The rotating crown is plastic, but the one on the previous model lasted perfectly well, so I’ve no reason to doubt its longevity or the soundness of the button press.
The touchscreen seems to have been added as a tick-box feature. It doesn’t add much to the crown’s ability to scroll through menu options or screens and make a quick selection with a press of the crown. The crown looks a bit tacky, but it does work well, and its essential workings are well thought-through:
Button Long Press – Gets access to generic watch features like battery status, settings and camera control
Crown Rotate – Scrolls through an information-rich screen including, for example, training load, recovery status, sunset/sunrise times, 24×7 HR and more
Crown initial press – brings you a list of sports profiles, which the crown then scrolls through. Select the sports profiles and the basic settings can be changed before you start. Once you are in your workout, the crown scrolls through your workout screens.
My issue is with the icons and fonts used. They just don’t look good. Couple that with generally subpar watch faces, and you get a plastic watch that doesn’t look good outside of sport.
While the watch works well, its interactions with the smartphone app are generally slow.
Coros has rationally chosen to offload features like route and workout/plan management to the smartphone app. Some tasks are more easily accomplished on a phone’s bigger screen. Similarly, it is usually easier to change the layout of the sports profiles on the smartphone app too.
But.
But Coros is now at the point where several aspects of the smartphone app are becoming increasingly clunky. Take, for example, sports profile screen editing, where you might want to change one metric shown on a particular screen. The list of metrics has gradually gotten more extensive, and having one simple, long list to scroll through is untenable.
Couple that with a smartphone app that could use some TLC (tender love and care), and you are starting to grasp the size of the job that Coros has spent two or three years avoiding.
Its user interface is becoming like Garmin’s unwieldy one from a few years ago and needs a radical rethink quickly before it gets too late. But that’s an expensive thing to do, and it probably won’t generate any more sales at first, so Coros will likely delay that a few more years only to react then when it’s too late.
Coros Pace 3 – Comparison Competitor Evaluation Review
Coros produced this table, but it’s a good one and almost correct, so I’ll include it as-is.

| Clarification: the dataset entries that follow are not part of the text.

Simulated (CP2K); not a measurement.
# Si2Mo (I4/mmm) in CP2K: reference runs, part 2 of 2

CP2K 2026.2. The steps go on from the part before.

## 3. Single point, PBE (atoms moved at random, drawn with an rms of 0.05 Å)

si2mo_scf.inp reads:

Here is a brief analysis of how Pace 3 fares on each of those measures
Battery life -EXCELLENT – This is a big selling point for Coros. Coros trumps Garmin, Apple and Co.
Weight – Pace 3 is the lightest. However, these are all very light watches, so the real edge Coros has here is tiny.
Satellite Systems—Every watch with a dual-frequency ‘GPS’ chip performs well. Most new sports watches from 2022 onwards have this, and the ones shown above that don’t have it are superseded models.
Display Size/Type – Garmin Fr55 and FR255 lose out here to people who want the screen space to have bigger fonts for their metrics. Conversely, the smaller format is better for smaller wrists.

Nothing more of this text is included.